5) My wedding needs to be on trend and look like the images I see on social media, or match the Pantone Color of the Year. Big, fat, myth. Look, every couple looks back at their wedding 20 years later and thinks it looks dated-no matter if you picked trendy colors, trendy style, trendy decor or not. If we already know this is the case, don’t you want to at least look back and think that you had a wedding that fit your personalities and matched the types of people that you are? If that fit with whatever is trending right now, great! But if it doesn’t, that’s okay too! Florists want to do new things, things they haven’t seen on Pinterest. If you have an idea, share it! Talk to your florist about how to bring your unique vision to life through your decor. He/she is the expert and can give you the most educated answers with regard to how to reduce costs in a way that stays within the budget and conveys the unique style and vision of your wedding.
6) I don’t have a huge budget. I should probably just DIY everything for my wedding. Ok, so maybe this isn’t exactly a myth, but it’s something we need to talk about. Yes, if you are on a tight budget, you are not going to be able to have Kim Kardashian’s floral decor. But before you decide to attempt to do everything yourself, I want you to think about what your time is worth. What’s the time worth on the night before your wedding? Do you want to spend it with your family? Your bridesmaids/groomsmen? By yourself? Do you want to spend it sorting through stems, trying to figure out how to put them together into an eye-pleasing arrangement? What is your time worth on the day of your wedding? Do you want to spend it tying ribbons on your bouquet? Packing up a large vehicle with all your decor, and setting it up on tables? Do you want to spend it with your girls, getting your hair and make-up done? With your boys, getting a fresh shave, or playing a round of golf? If you do decide to do your own flowers, where will you get them from? Where will you store them? Do you have a space to process them, and later design in?

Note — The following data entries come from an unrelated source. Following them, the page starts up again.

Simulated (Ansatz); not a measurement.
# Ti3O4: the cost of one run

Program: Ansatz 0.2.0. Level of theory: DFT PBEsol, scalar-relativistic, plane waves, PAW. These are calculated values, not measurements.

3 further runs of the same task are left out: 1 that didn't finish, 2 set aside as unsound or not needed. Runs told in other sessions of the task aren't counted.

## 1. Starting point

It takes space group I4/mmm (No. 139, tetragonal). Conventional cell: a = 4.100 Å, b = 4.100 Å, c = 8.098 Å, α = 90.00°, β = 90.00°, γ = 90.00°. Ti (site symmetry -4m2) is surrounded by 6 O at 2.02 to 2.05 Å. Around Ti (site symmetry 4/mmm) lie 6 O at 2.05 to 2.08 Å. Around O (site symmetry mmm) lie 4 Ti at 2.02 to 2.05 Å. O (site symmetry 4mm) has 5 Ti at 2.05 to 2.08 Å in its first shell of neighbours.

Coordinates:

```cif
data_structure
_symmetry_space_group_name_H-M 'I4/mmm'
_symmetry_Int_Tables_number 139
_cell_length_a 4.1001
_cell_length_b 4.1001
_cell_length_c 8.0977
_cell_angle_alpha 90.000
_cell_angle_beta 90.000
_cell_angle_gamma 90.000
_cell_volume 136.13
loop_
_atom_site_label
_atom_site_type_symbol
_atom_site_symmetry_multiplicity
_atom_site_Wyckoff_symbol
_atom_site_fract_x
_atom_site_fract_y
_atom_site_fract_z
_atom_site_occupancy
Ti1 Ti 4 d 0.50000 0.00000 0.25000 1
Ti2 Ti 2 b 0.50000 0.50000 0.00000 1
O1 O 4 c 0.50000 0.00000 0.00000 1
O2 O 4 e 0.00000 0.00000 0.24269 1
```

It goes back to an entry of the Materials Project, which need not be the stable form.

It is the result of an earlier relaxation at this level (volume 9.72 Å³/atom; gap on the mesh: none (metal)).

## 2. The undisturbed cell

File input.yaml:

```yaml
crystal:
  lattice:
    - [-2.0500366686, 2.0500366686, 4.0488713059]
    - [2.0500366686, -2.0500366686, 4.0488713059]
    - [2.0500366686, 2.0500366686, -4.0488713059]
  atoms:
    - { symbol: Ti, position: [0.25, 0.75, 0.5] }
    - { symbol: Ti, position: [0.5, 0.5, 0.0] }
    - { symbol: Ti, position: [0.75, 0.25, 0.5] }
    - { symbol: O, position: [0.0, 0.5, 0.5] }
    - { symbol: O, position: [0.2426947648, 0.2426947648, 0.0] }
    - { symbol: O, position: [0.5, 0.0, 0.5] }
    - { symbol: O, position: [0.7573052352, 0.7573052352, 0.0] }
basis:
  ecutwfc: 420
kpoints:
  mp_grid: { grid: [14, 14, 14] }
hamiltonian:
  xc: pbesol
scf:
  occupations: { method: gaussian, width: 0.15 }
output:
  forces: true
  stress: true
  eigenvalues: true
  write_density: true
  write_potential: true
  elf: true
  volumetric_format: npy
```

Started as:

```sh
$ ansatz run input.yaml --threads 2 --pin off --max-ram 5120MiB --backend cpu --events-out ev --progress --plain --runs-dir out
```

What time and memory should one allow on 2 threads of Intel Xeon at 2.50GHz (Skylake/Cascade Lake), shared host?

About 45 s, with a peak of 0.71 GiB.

I ask these questions for two reasons. The first is because, if you’re going to do this, you need to think ahead and be prepared for all parts of this, the biggest part being the amount of time it will take, time that will be during some of the most important days of your life. The second is that you may find that it’s worth it to you to spend some money on a professional to do maybe just the personal flowers, or maybe to just make the centerpieces, or a ceremony arch. Not every florist will do a partial order, but many will. You may have to do some extra homework to find the right florist. Some florists and farmer/florists offer garden packages, where you allow them to choose the flowers based on what is growing locally either in their own farm or in nearby farms. Some packages from farms even allow you to buy flowers by the bucket so that you can make your own creations. Some florists have DIY packages in which they’ll help you order flowers, and make designs yourself, like A Garden Party. Other florists offer collections of designs, priced lower because they are not custom made, like Courtenay Lambert Florals/Fraiche Blooms. There are plenty of ways to enlist some professional help without breaking the bank. Talk to your florist about how to balance DIY florals and professionally created designs. He/she is the expert and can give you the most educated answers with regard to how to reduce costs in a way that stays within the budget and conveys the style and vision of your wedding.
Are you seeing a pattern in my message here? It’s so important to TALK TO YOUR FLORIST. They are the expert. Let them help you make decisions that are both in keeping with their design aesthetic and the style of your wedding.
So now that I’ve got you thoroughly confused about everything you thought you knew about planning your floral decor, I want you to remember my goal for writing this. I want to educate you about the price of flowers, and help you make good decisions now that you have realistic expectations regarding your floral decor.